236   Peter P   2006 Mar 10, 4:04pm  

For you will never understand any reason why.

You will be surprised.

237   Peter P   2006 Mar 11, 8:14am  

Anyway, due to the law being written that way, the average woman in Japan has two abortions in her lifetime.

Abortion cannot possibly be good for the body. I hope they will rewrite the law there soon. :(

238   Peter P   2006 Mar 11, 9:47am  

And I am NOT saying that abortion should be illegal. But birth control should be legal and promoted.

239   Different Sean   2006 Mar 11, 10:28am  

Unfortunately, bap, I don't think you have much inkling of hardship and the nature of the working poor and the fact that people on minimum wage represent unskilled labour operating in a secondary, segmented and precarious labour market - most people earn above minimum wage for starters.

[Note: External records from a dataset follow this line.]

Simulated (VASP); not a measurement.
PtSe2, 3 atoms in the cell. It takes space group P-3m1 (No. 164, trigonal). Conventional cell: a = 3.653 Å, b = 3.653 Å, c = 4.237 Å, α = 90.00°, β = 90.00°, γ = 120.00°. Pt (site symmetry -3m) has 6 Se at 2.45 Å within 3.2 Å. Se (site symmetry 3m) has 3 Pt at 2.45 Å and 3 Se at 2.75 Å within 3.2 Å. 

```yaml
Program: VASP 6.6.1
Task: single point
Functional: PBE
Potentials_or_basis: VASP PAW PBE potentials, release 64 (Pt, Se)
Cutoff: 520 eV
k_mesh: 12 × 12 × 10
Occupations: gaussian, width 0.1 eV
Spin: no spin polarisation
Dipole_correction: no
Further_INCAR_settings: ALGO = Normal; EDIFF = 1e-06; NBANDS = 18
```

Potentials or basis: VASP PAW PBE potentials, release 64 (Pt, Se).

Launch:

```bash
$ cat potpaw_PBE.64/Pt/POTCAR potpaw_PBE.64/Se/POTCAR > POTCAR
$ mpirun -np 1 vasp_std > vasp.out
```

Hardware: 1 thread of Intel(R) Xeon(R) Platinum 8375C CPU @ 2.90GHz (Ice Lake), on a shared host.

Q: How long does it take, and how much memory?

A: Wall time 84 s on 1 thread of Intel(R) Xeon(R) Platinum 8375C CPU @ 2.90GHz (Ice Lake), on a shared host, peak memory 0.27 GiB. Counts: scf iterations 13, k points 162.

All these hypothetical arguments about running burger stands don't really represent the real world issues of poverty and providing a minimum safety net for those who have less to bring to the labour market.

They also overlook the fact jobs come easily to the middle class and that this easy certainty breeds indifference and cruelty and an inability to take the role of the other (which seems to be the main problem of 1 or 2 posters here, although you are complaining about high house prices for yourselves).

But your arguments are not uncommon amongst the mainstream of people who take their own position for granted and like to make life as difficult as possible for others.

Of course, if you are working poor, then that makes your arguments even harder to understand...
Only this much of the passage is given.